Sunday, August 09, 2009

Blackwater Blackout

On Tuesday, August 4th Jeremy Scahill broke the story about two sworn statements implicating Blackwater (now Xe) founder Erik Prince in the murder of employees or former employees who were cooperating in the federal investigation of Blackwater. He also revealed that sworn statements indicated that Blackwater was organized and run as an anti-Muslim, Christian identity paramilitary force. By any measure this is a major news story. It was picked up by ABC, Boston Herald, CNN, the Times, etc. Of course, DemocracyNow! featured Scahill the next day for a substantial interview and Scahill also was promptly featured on Olberman's Countdown on MSNBC. How about our nation's public radio news? I'll give you a hint it's less than one...


Jay Schiavone said...

Cokie will dismiss this controversy, with a chuckle, tomorrow morning. Look how she handled the town meeting imbroglio:

Anonymous said...

NPR will wait until Prince gets indicted to report this story.

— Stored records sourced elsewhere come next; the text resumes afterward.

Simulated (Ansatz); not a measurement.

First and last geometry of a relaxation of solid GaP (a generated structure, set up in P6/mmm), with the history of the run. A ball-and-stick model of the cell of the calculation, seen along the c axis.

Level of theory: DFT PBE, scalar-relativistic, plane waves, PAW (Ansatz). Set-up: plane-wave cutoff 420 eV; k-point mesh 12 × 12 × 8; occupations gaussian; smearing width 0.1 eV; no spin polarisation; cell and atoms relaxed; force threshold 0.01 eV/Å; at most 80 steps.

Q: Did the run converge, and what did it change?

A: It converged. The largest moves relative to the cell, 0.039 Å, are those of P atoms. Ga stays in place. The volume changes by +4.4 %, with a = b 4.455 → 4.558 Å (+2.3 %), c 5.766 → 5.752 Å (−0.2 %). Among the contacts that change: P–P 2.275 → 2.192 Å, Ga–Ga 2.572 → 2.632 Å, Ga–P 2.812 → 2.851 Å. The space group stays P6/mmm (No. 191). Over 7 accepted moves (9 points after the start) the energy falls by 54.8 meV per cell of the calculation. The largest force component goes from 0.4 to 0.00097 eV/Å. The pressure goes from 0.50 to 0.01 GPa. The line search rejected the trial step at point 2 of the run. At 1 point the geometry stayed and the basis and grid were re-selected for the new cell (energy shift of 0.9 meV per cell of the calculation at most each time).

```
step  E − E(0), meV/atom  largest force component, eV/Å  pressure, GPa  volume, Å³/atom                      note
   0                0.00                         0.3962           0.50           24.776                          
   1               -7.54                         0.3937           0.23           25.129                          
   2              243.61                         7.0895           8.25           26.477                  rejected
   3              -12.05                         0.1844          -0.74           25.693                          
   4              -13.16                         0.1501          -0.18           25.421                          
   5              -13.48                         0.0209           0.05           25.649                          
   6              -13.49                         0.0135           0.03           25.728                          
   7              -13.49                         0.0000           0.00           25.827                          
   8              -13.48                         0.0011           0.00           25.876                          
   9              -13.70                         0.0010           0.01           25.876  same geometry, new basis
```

Anything less will not be reported.

That's their pattern: "Ignore a controversial story until you can no longer do so without looking dishonest/foolish/biased out the yin yang".

NPR has raised the method to an art form.

They did it on pre-war Iraqi WMD (although they waited a little too long on that one and got egg all over their face -- but STILL excused themselves with the "No one could have known" defense.)

They recently did it on the story about the jailed reuters photographer Ibrahim Jassam.

These decisions (decision NOT to report a story) are not made by 'accident". They are quite purposeful and my guess is, probably come from very high up in management at NPR (perhaps even from the CEO).

WarOnWarOff said...

Watched Iraq For Sale last week and it's just amazing how this story of the Republican party's massive war profiteering has been swept under the rug.

Mike C. said...

Wasn't this on the top of the hour news this weekend, or is my local station mixing in the BBC?

Anonymous said...

Republican party's massive war profiteering has been swept under the rug.

It's not simply the Republican party.

If it were, Congress would be much more interested in this stuff.

As it stands, hardly anyone in Congress is. Certainly not Nancy Pelosi and her (faux) "progressive" pals.